You can make a Kake Kutter by sawing the base off of a fired .30-06 shell and chamfering the case mouth.
If you really have to have one, the 310 Tool boolit sizing chambers come up pretty often on the auction sites. The most common are 0.311" and 0.358" (nominal). These were designed for plain base boolits, or, at most, gas-check designs with the slip-on Ideal gas checks. I don't know how they would work with the newer Hornady crimp-on type. They are pretty much for the subsistence reloader, who loads a box of shells a year; kind of tedious for the typical modern reloader who wants a reasonable number of reloads for the time expended, but the "experience" is always interesting, of course.
You might also look for a replacement 0.311" expander plug for your expander die; it should have a belling flare at the top which might make seating the cast boolits easier at the next step. The 0.308" expander, as you say, is for jacketed bullets.

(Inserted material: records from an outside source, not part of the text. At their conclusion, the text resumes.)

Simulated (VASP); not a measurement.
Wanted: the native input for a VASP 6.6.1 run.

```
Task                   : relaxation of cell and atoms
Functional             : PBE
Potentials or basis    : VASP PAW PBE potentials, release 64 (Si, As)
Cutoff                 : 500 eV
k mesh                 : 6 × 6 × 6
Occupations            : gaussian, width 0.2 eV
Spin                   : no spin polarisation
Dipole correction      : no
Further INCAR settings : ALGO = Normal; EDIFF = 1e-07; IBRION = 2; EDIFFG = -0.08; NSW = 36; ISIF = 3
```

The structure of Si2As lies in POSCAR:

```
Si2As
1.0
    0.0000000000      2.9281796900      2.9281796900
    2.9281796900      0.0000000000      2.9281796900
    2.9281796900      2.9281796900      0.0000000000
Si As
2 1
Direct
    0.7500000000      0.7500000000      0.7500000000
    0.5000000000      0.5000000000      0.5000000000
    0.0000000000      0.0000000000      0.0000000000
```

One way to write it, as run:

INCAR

The dies don't have to screw all the way to the bottom of the spigot on the tong tool. Screw the muzzle resizer in until the neck is reduced to the depth of the seated boolit and lock it there. Lock the expander die just at the point the case mouth is slightly flared, and make up a dummy cartridge and set the seater die and seating screw accordingly and lock them in.
You should have no problem using the tool if you can find dies for the .270 Win, the .280 Rem and other shells similar in length to the .30-06. Shorter, like the ,250 Savage or .243 Win, might or might not work, depending on how long the spigot on the tongs is and how deep you can screw the dies in. It's just a matter of trial and error.